“I’d get a lot more out of your sermons if you didn’t preach all the black stuff.”
Phil and I weren’t close friends, but we were (and still are) acquaintances. Most importantly, he is white and, at that time, I, a black woman, was his pastor.
I can’t remember the rest of the conversation. I was caught off guard by the dismissive summary of the term “the black stuff.” Our congregation was a rapidly gentrifying church in a transitioning, urban neighborhood. Conversations with white folks uncomfortable with “the black stuff” were becoming the new normal. When the heat came in these conversations, usually in the form of angst or anger, I reflexively stepped behind my mental defense shield, a set of conciliatory auto-responses intended to communicate empathy and invite the “Phils” and “Phyllisses” of the congregation to more dialogue in the future.
Through Many Dangers, Toils, and Snares
To be clear, what Phil called “the black stuff,” I understand to be the whole Gospel. Enslaved Africans in America understood that God’s command that Israel “stop the oppressor” (Isaiah 1:17) was both a word to Israel AND a word to them about the character of God. “Through many dangers, toils, and snares,” enslaved men and women whispered visions of justice and freedom to each other through the generations. It’s this Gospel message that animated the will of the black church and shaped the tradition of black preaching.
But colonists and slaveholders also whispered their version of a truncated Gospel down through the generations. Many of us with experience in the evangelical church are theological heirs to a simple story of battles fought and victories won, with the blessing of God. But the stories of suffering, survival, and the persistent pursuit of God among enslaved Africans and indigenous people have been cropped out of the picture many of us inherited. If you grew up with a cropped story, it’s hard to acknowledge that on the edges of your picture of colonial purity, victory, and blessing are black and indigenous bodies revealing more truth than you realize about the “One who saves.”
The stories of suffering, survival and the persistent pursuit of God among enslaved Africans and Indigenous people have been cropped out of the picture many of us inherited. Click To TweetHe told her, “Go, call your husband and come back.”
“I have no husband,” she replied. (Jn 4:16-17)
While we struggle to hide our embarrassing stories from each other and God, Jesus invites us to the kind of truth-telling that crushes the oppression of evil. In the story of Jesus meeting the Samaritan woman at the well, his response to her truncated truth is to tell her whole story:
Jesus said to her, “You are right when you say you have no husband. The fact is, you have had five husbands, and the man you now have is not your husband. What you have just said is quite true.” (Jn 4:17-18)

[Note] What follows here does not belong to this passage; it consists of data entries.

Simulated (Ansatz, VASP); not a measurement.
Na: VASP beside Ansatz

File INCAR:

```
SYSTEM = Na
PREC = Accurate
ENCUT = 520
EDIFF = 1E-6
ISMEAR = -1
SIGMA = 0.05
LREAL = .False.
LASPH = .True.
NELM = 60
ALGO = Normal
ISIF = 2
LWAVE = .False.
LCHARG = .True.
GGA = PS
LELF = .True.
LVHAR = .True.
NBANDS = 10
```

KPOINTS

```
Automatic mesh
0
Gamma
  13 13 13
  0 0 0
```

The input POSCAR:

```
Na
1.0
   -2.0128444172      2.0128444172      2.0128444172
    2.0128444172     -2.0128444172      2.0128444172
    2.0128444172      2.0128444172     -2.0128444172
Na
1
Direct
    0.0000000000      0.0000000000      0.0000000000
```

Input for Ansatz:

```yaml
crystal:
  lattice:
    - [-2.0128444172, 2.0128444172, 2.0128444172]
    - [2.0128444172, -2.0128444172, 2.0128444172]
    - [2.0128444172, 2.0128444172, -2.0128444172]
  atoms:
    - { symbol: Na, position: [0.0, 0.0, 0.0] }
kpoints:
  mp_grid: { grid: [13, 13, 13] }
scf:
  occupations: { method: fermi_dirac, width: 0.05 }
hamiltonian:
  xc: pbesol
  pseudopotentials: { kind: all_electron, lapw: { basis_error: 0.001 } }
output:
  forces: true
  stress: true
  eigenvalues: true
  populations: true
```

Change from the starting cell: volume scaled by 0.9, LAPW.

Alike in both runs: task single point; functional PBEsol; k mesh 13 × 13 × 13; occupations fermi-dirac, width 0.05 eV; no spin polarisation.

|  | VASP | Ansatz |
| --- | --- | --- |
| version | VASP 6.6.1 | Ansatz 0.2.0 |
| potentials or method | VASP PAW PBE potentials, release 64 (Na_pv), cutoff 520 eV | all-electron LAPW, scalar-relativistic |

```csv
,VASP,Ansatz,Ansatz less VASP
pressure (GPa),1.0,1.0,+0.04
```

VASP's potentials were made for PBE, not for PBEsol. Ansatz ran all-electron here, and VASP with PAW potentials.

While most of us (including me) are tempted to see Jesus’s truth-telling in this story as a holy “clapback” or a “power move” to signify her lower, social status, it is, instead, an act of grace. This ostracized, shame-filled woman is at the well to get water at a time when she could be certain to avoid social interaction. But Jesus tells her messy story and sets her free to tell her whole town about the man who “told [her] everything [she] ever did.” The writer tells us that “Many of the Samaritans from that town believed in [Jesus] because of the woman’s testimony.” (Jn 4:39) The response to the woman’s messy story is freedom and grace, not only for her but for everyone around her, too.
The Whole, Messy Truth
Thankfully, Jesus not only knows the not-so-pretty parts of our personal stories but also the downright ugly parts of our systemic, generational histories. It’s been a few years since my conversation with Phil. Since then, I’ve come to understand that the fragility of some white folks, when hearing the truth of the Gospel from the voices of the oppressed, is an effort to cling to a neat and tidy Gospel story. But our neat and tidy Gospel stories won’t save us. So, this year, I’m preaching about “the black stuff” on purpose during Black History Month. It’s become my practice to preach about “the poor stuff,” “the indigenous stuff,” “the gender stuff,” and more—because all the “stuff” belongs to Jesus.
Whether you’re a preacher, teacher, or reader, I invite you to meet Jesus in the margins of your neat and tidy story. There you will find the Spirit of God is telling the whole, messy truth about you through the voices of the oppressed. There you will also find a healing grace to set you free to become an agent of freedom for those around you.